Guidebook - Foreword

Lady Wedgwood

This excerpt from the history of Harlaxton Manor, its construction, interiors and inhabitants, is reproduced from the Harlaxton Manor Guide Book (©Harlaxton College 1984).

The difference between Victorian architecture and other revivals is a double one. The Victorians set about resuscitating everything at once instead of one thing at a time; and they did it, not in the sense of reverent imitation, but of open rivalry. Only a society that believed in the concepts of evolution and progress could attempt to improve upon the sum of artistic achievement of the past. If the weakness of Georgian architecture was restraint, the failing of the Victorian was hubris. Every aspect of the Victorian ambiance can be demonstrated succinctly at Harlaxton. It is the more astonishing that the date of Victoria's accession is inscribed, not on the foundation stone, but on the parapet and that the house was well under way in the year 1835 when 'Elizabethan' was first officially recognised as a respectable style to imitate in the competition for the Houses of Parliament. The exterior of Harlaxton challenges Burghley with a dash of Montacute round the hem. The circumstance of the site means that Salvin's Romantic massing is placed with a nearly northern aspect, with the happy result that the main facade is veiled most of the time in nebulous shadow, giving this Pelion upon Ossa the quality that has captivated, to our enrichment, the imagination of John Piper.

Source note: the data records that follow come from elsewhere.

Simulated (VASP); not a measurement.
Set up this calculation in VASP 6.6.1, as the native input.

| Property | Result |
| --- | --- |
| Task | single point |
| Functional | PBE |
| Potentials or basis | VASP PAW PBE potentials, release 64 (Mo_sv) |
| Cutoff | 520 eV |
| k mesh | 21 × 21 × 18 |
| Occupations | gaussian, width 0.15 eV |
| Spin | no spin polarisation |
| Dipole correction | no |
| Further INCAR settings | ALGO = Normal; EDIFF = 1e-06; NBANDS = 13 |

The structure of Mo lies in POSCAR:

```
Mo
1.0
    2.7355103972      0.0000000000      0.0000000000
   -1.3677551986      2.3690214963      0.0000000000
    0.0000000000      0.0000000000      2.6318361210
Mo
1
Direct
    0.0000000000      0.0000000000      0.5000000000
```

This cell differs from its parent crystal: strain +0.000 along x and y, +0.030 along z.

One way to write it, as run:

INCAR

Architecture was the all-consuming passion of two remarkable nineteenth-century patrons: Gregory Gregory and Ludwig II of Bavaria - yet Gregory is the forerunner. Ludwig's mind we know, was bent upon realising around him the Valhalla of Wagner. Gregory's we can only guess, was stocked with Scott and Coleridge, Byron and perhaps Goethe and Beethoven's Fidelio. His equivalent, more fairly, was Ludwig 1, but while Hohenschoengau has the castellar flavour that Harlaxton lost when the assorted suits of armour of the Great Hall were dispersed, its dreams are mostly carried out in paint, while Harlaxton's are in three dimensions. C. S. Lewis said in a very different context that the inside is larger than the outside: nowhere in England could this architectural magic be demonstrated better than in the Cedar Staircase. Externally it is hardly detectable. Internally the giants attempt Olympus and nearly get there.

This beautifully produced book gives a taste of the range of Harlaxton's surprises. In that rare survival, the Conservatory, architectural capriccios appear to emerge from the greenery rather like elephants dancing a minuet. The Gold Drawing Room and the Ante-room show how discerning Gregory was in picking up the boiseries of the French chateaux after their Revolution; Waddesden and Polesden Lacey have here and at Belvoir their forebears. We can only laugh at the effrontery of the Great Hall where Salvin's intended 'Tudorbethan' was carried out with the help of atlantes that are country cousins of the figures at Schloss Bruld. It is all on a scale of daring, a reckless mixing of aesthetic drinks, that in sum disarms.

But one mixture has not been at all reckless: the coming together in this book of so many of the most distinguished historians and art historians at present working on this period. We are very proud of our friends within these covers; we are grateful to them for the generosity with which they have been ready to work together to produce the first serious offering on this amazing house. Many lovely discoveries have been made in the course of the endeavour: best and brightest being perhaps the first publication here, by courtesy of Sir Bruno Welby, of Salvin's original water-colour perspectives of the house.

The discerning reader will observe, as he compares the entries, delicate shades of opinion between the scholars as to the responsibilities of the architects who finished the interior. Now there are so many hounds upon the trail, more documents will be traced: until they are, we are at liberty to form our own opinions.

Why did Gregory change architect in midstream? The Foreword is perhaps the place for speculation, and my guess is that he required Salvin to incorporate storehouses of doorways, chimney-pieces, panelling and even funerary monuments into his rooms, and Salvin refused to comply. So Gregory found others more prepared to absorb, if need be, a ton or two of other people's pediments into the decor. The sometimes frantic ingenuity with which this conundrum was resolved is one of the perennial fascinations of Harlaxton.

Our gratitude to everyone concerned - to the Government, whose Historic Buildings Council Grants help to put this noble pile into shape again; to Dr William Ridgway and the University of Evansville who are proud of their magnificent campus; to the American students who love this place and treat it with the respect which is its due; and above all to the interchange of scholarly generosity which has brought this book about, and is of a piece with the house. And that to quote the earlier architectural dictum has 'outwardly a gravid in Publicke Places, whear ther is nothing els looked for, yet [is] inwardley with immaginacy set on fire, and sumtimes licenciously flying out'. Thus Inigo Jones in 1615: thus Harlaxton.